PHD2 is easy enough for a beginner to use right away, yet also includes sophisticated guiding analysis tools that experienced users will appreciate. The software is available for Windows, Linux and Mac operating systems. The built-in help file inside PHD2 contains a wealth of information, or you can download the instruction manual here .

My autoguiding graph in PHD2 using the Sky-Watcher EQ6-R Pro telescope mount

PHD2 Guiding Settings for Astrophotography

I have found PHD2 Guiding to be an incredible tool for my backyard deep sky astrophotography. I have been using this software for a long time, starting with the original PHD “1” verion. The latest version of the software (PHD2) has been totally overhauled by a team of passionate developers that aim to make autoguiding even better.

Download the latest version of PHD2 Guiding

The guys over at the Astro Imaging Channel released an informative video featuring one of the team members of PHD who worked on the software. Andy Galasso quickly reveals just how passionate he is about the project, and how knowledgeable he is with the PHD guiding software.

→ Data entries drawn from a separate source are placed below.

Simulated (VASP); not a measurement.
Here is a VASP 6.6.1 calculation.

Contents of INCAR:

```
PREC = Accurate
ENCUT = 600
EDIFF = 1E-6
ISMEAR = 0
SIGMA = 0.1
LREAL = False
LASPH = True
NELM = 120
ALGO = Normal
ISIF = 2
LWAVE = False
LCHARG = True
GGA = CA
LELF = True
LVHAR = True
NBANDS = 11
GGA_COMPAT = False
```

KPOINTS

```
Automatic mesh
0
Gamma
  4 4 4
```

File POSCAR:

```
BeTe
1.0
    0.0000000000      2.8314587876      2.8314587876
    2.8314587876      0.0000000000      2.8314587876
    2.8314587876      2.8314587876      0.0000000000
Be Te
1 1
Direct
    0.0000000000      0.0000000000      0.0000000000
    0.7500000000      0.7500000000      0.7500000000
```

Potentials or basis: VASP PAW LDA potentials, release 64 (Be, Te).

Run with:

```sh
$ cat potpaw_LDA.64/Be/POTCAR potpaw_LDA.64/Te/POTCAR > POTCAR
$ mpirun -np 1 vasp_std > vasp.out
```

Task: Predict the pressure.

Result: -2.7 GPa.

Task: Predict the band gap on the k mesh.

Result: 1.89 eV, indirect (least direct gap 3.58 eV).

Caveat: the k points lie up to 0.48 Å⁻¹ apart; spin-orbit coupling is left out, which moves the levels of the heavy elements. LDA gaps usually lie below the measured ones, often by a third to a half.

The video is quite long, but contains a wealth of information about autoguiding with PHD:

The intelligent folks over at PHD can explain the full power of PHD2 guiding better than I can, but I thought I would share what I personally took away from this enlightening presentation. Before adjusting the settings in PHD2 Guiding, it is important to make sure that your equipment is prepared for imaging. This includes accurate Polar Alignment and balancing the weight of your payload.

How to use PHD2 Drift Alignment

Here are the top 5 tips I gathered from watching Andy explain exactly how to use PHD2 guiding for best results:

Use the Guiding Assistant

Find this feature under Tools > Guiding Assistant

As Andy puts it, you’ll want to observe an unguided star motion to see what you are up against. This gives you a window into the amplitude of the RA (Right Ascension) periodic error. Again, explore this tool for a more detailed insight into your particular mount’s characteristics.

The Right Ascension Max Drift rate displayed in the guiding assistant will display a recommended guide exposure length. Very handy!

Create a New Profile using the Wizard

The built-in equipment profile wizard in PHD2 guiding allows you to tell PHD exactly which hardware you are using. Here you can set all of the specific details of your gear. This includes entering in your guide scope focal length and autoguiding camera pixel size.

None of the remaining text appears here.